The Newport Beach-based developer pledged to make five annual payments
of $300,000 to the San Joaquin Wildlife Sanctuary, a 300-acre preserve of
indigenous plants and animals in Irvine.
Friday also saw a ceremony at the preserve commemorating the
restoration of the habitat there.
In decades past, the land in the area was devoid of local species,
said Peer Swan, San Joaquin Wildlife Sanctuary board president.
“What we have,” Swan said, “is basically old farmland that had been
converted to a series of duck ponds, abandoned, and then overgrown by a
bunch of nonnative plants. There were very few native species there, very
few wetlands.”
Since the mid 1990s, though, the Irvine Co. and the water district
have been working to repair the habitat, regrading large areas of land
and flooding them to restore the character of wetlands.

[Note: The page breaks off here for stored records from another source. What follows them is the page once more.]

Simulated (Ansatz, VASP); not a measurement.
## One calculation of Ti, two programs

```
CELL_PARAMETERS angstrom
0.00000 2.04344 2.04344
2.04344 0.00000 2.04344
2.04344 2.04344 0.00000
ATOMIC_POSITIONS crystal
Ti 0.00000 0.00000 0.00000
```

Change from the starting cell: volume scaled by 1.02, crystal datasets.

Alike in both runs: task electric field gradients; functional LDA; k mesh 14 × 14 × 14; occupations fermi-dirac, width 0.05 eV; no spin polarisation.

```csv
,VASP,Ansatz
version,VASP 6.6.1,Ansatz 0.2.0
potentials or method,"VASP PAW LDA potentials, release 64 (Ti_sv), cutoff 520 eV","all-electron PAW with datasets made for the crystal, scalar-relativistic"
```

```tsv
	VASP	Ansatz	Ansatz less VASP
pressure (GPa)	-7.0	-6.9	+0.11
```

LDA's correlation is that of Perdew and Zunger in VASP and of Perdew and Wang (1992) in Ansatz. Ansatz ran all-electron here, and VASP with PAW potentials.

Swan noted that with its work on this project, the Irvine Co. has
earned credit to develop other parcel of land.
But Irvine Co. spokeswoman Jennifer Smith noted that the company’s
efforts did more than earn it the right to build elsewhere.
“Some of what has been done out there was a mitigation effort, but
about a third of the total restoration efforts that have occurred have
happened outside the scope of any mitigation,” she said. “There’s a great
deal being done above and beyond the call of duty that we’re proud of.”
The developer’s donation will be used to build the wildlife
sanctuary’s endowment, Swan said. Interest from the money will be used
for operating expenses and to fund public outreach programs.
“A lot of people aren’t even aware that this place exists,” Smith
said. “It’s this oasis.”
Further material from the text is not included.